Zimbabwe to stop cement imports by mid-2026
Zimbabwe expects to stop importing cement around the middle of next year as several major production facilities reach full operation, Industry and Commerce Minister Mangaliso Ndlovu said. The nation will then begin selling its extra output to neighboring countries, he added. Chinese-backed projects are driving the expansion, with Shuntai Investment preparing to launch a $120 million plant in Chegutu that will produce 800,000 tons annually. Nigerian billionaire Aliko Dangote is planning a $1 billion investment that includes another cement factory.

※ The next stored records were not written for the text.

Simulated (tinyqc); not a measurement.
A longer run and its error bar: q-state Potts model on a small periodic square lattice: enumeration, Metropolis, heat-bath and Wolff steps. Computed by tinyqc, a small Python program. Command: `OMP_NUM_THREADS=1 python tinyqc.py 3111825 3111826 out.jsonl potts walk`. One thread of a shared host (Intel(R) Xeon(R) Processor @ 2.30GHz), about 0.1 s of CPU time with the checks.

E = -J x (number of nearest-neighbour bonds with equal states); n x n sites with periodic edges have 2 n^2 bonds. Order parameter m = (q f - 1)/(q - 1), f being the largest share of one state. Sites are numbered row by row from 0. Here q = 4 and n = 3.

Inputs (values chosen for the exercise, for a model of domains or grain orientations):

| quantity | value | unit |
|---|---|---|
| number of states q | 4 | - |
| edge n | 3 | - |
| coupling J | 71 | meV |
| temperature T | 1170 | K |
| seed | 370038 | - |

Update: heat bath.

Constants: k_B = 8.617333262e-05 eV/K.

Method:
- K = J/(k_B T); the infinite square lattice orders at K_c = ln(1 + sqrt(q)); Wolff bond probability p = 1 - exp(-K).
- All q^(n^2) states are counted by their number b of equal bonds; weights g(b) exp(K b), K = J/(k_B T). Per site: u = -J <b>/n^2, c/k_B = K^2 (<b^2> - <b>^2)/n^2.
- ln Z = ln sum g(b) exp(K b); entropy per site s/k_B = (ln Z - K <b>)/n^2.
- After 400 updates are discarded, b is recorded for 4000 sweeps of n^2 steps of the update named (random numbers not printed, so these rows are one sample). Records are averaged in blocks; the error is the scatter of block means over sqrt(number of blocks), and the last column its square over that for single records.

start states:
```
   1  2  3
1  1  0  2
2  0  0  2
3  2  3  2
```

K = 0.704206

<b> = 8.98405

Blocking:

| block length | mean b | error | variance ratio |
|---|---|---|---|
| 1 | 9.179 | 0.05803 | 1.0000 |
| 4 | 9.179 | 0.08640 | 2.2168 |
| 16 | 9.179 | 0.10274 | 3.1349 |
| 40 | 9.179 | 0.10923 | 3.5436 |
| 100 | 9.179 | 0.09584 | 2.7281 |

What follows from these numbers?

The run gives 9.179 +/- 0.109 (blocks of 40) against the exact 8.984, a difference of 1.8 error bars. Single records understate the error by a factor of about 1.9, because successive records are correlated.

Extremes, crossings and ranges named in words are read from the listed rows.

Two plants that recently opened in Hwange are already supplying the domestic market with products made from coal ash and clinker. The government has been issuing import permits with volume caps to address shortages, but traders exhaust their quotas quickly because infrastructure and housing construction continue accelerating. A 30 percent tariff on foreign cement has failed to resolve supply problems as power outages and other challenges limit what existing manufacturers can produce.
Economists warned that high manufacturing expenses could prevent exports from succeeding. Cement costs $10 to $12.50 per 50-kilogram bag in Zimbabwe compared with $5.50 to $6.45 in Eswatini, Namibia, and Zambia. The minister suggested that switching from road haulage to rail transportation could lower prices and make local products competitive across the region.